In 2009,Todd Bol of Hudson, Wisconsin, built a model of a one room schoolhouse. It was a tribute to his mother; she was a teacher who loved to read. He filled it with books and put it on a post in his front yard. His neighbors and friends loved it. He built several more and gave them away. Each one had a sign that said FREE BOOKS. Rick Brooks of UW-Madison saw Bol’s do-it-yourself project while they were discussing potential social enterprises. Together, the two saw opportunities to achieve a variety of goals for the common good. Each brought different skills to the effort. Bol was a creative artisan experienced with innovative enterprise models; Brooks was a youth and community development educator with a background in social marketing. They were inspired by many different ideas:
- Andrew Carnegie’s support of 2,509 free public libraries around the turn of the 19th to 20th century.
- The heroic achievements of Miss Lutie Stearns, a librarian who brought books to nearly 1400 locations in Wisconsin through “traveling little libraries” between 1895 and 1914.
- “Take a book, leave a book” collections in coffee shops and public spaces.

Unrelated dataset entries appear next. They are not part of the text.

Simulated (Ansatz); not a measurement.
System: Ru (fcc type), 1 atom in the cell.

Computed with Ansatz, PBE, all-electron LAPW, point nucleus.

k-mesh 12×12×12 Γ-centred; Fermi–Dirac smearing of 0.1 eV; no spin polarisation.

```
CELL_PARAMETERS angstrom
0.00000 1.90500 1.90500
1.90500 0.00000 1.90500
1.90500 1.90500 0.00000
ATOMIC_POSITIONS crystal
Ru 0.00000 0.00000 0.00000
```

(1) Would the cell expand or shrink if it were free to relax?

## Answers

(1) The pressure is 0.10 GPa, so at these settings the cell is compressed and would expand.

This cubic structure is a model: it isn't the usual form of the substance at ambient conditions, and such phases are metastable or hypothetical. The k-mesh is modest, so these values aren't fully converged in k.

- Neighborhood kiosks, TimeBanking and community gift-sharing networks
- Grassroots empowerment movements in Sri Lanka, India and other countries worldwide.
By the summer of 2010, the mission of the little boxes of books was becoming clear. The original Library models were built with recycled materials. Each Library was unique, but all shared the theme of exchanging good books and bringing people together.